New Research Explores Impact of Resources on Education Policymaking in the Middle East
Al Qasimi Foundation
March 24, 2015
As the Gulf Comparative Education Society gears up for its annual symposium, scheduled to take place in Dubai from April 15-17, 2015, one researcher is taking a close look into educational policymaking in the MENA region through a comparative lens.
Ms. Samar Farah, a third year doctoral candidate studying international education development at Teachers College, Columbia University, is also a visiting scholar with the Al Qasimi Foundation. Through case studies of Jordan and the UAE, her research focuses on educational policymaking and funding in the Middle East.
At one level, this research compares how education policymaking differs among nations with disparate amounts of financial resources. At another level, previous studies in economics and politics have likened countries with oil wealth to those depending on foreign aid (like Jordan) because both types of countries rely on unpredictable sources of income, whereas other countries gain income from their citizen tax-bases.
Few studies have investigated what a state’s reliance on foreign aid or natural resources means for education. In fact, it was Ms. Farah’s conviction that the Middle East deserves more attention from the academic community that motivated her to explore educational reform in the region.
“I believe that there is a significant gap in the research on the Middle East regarding how policymaking processes actually work, particularly in terms of private and public partnerships,” says Ms. Farah.
“Many theories have been developed to explain this process in the West, but there is no data on the evolution of reforms that would shed light on why some educational initiatives in the MENA region succeed while others never make it off the ground.”
Throughout the Middle East, policy research is challenging and requires perseverance, says Ms. Susan Kippels, a Research Associate at the Al Qasimi Foundation who has spent nearly a decade living, working, and studying throughout the region.
“Policymakers in this region have a lot of ambition and a lot of development work on their plates, which leaves them little time to collaborate with researchers on the front end of research projects,” explains Ms. Kippels.
“Typically, policymakers meet with researchers only once their findings are published. Therefore, collecting raw information from policymakers about the policy implementation process itself can be quite a challenge.”
Despite this, Ms. Farah sees the value in better understanding education reform implementation in the region. Her research thus far confirms that, although both the UAE and Jordan continue to invest in educational reforms, their policymaking landscapes are quite distinct. The UAE has no federal income tax, and reforms are primarily sponsored by the national government.
Jordan, on the other hand, lacks the financial resources to introduce reforms without support from international governments and aid agencies. In fact, Jordan is the fifth-largest recipient of aid from the United States, and its greatest asset lies in its human capital.

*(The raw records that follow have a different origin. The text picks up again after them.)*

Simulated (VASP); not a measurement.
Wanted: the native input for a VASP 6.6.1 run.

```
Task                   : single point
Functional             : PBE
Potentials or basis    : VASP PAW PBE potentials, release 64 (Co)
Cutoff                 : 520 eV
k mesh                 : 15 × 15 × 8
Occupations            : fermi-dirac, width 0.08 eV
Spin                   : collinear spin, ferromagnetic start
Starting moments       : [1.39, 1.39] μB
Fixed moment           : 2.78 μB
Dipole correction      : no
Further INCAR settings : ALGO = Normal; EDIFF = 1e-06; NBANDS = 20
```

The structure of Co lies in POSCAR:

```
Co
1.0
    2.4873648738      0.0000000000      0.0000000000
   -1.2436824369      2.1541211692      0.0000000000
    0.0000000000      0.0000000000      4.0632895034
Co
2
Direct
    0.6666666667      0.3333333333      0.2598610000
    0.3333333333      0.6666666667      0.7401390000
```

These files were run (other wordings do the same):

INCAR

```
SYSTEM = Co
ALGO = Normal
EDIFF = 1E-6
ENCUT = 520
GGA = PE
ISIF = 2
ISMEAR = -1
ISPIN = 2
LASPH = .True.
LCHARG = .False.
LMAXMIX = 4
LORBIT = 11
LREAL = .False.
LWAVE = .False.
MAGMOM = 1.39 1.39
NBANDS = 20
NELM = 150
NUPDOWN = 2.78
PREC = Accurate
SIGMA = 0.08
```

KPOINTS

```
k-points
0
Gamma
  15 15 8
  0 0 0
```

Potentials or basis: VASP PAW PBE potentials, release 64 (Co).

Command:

In a 2013 interview, Ms. Rana Madani, Deputy C.E.O. of a Jordanian non-profit organization working in education, explained, “Jordanians are responsible for building a knowledge economy, where due to the scarcity of other resources [in the country], education is a key and strategic objective that determines the direction of the country.”
While Ms. Farah is still in the process of gathering data, an initial comparison of the policymaking contexts in the UAE and Jordan is illuminating and highlights the need for more research into the reform process.
Although both countries fair similarly on some social and educational indicators, Figure 1 illustrates the striking difference between the economic resources of the two countries and the resulting investments that each makes in education. The UAE's government invests almost three times as much as Jordan does on education, and almost one quarter of the government’s expenditure is allocated for education as opposed to other public sectors.